The purpose of this Insight is to consider the rights and obligations of Israel and the Palestinian Authority with regard to the synagogues in the Gaza Strip, in light of four sets of international legal standards: the law of occupation, the law concerning protection of cultural property during armed conflict, the law concerning protection of cultural heritage, and standards related to religious tolerance and respect.
b. The Law of Occupation
1. The applicability of the law of occupation
The applicable law governing the Gaza Strip until the Israeli withdrawal was that of international armed conflict and occupation. The decision to leave the synagogues in place should therefore be examined in light of Israel's rights and obligations as an occupying power. Whether the withdrawal brought the law of occupation to an end is debatable. Under Article 42 of the 1907 Hague Regulations, territory is considered occupied when it is "actually placed under the authority of the hostile army. The occupation extends only to the territory where such authority has been established and can be exercised." Article 6 of the fourth Geneva Convention provides that the occupying power shall be bound by key provisions in the Convention for the duration of the occupation, to the extent that it "exercises the functions of government in such territory." Israel's intention was that by withdrawing from the area it would exempt itself from any responsibility as an occupying power. Within the Gaza Strip it has relinquished its actual authority, and such authority can no longer be exercised unless new military action is taken. However, Israel retains control of the Gaza Strip's airspace and territorial waters, as well as over entry to and exit from the territory. In addition, certain infrastructure of the Gaza Strip, such as the water and electric services, is still provided through Israeli facilities. Finally, there is no doubt that the Palestinian economy in Gaza is still tightly bound with that of Israel. All these factors put into question the claim that the Israeli occupation of Gaza has ended.
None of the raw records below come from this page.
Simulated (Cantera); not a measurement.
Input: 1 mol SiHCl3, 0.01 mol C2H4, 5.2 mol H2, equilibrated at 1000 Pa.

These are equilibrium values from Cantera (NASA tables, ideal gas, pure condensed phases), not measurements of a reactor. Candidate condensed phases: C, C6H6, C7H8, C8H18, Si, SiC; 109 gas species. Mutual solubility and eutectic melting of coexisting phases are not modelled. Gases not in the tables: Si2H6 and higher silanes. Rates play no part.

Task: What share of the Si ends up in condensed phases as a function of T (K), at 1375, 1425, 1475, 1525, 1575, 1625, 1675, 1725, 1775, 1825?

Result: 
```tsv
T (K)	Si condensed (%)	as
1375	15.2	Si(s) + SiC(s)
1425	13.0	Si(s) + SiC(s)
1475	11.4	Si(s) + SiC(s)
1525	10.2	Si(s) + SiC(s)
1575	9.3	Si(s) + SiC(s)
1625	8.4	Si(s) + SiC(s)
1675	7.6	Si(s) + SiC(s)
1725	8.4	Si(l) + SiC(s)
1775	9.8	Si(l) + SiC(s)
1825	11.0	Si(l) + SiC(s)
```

The framework for analysis may be similar to that which applied when Israel first withdrew from Jericho and most of the Gaza Strip in 1994 and from other population centers in the West Bank in 1995. It was widely accepted then that to the extent that powers were handed over, Israel ceased to be responsible for the Palestinian population, while the Palestinian Authority assumed responsibility. This did not detract from the overall applicability of the law of occupation.[9] The same analysis may be appropriate in the current situation, at least with regard to preservation and protection of the synagogues. Accordingly, the following analysis will consider the responsibility of Israel and the Palestinians on the assumption that the occupation has ended in this narrow aspect.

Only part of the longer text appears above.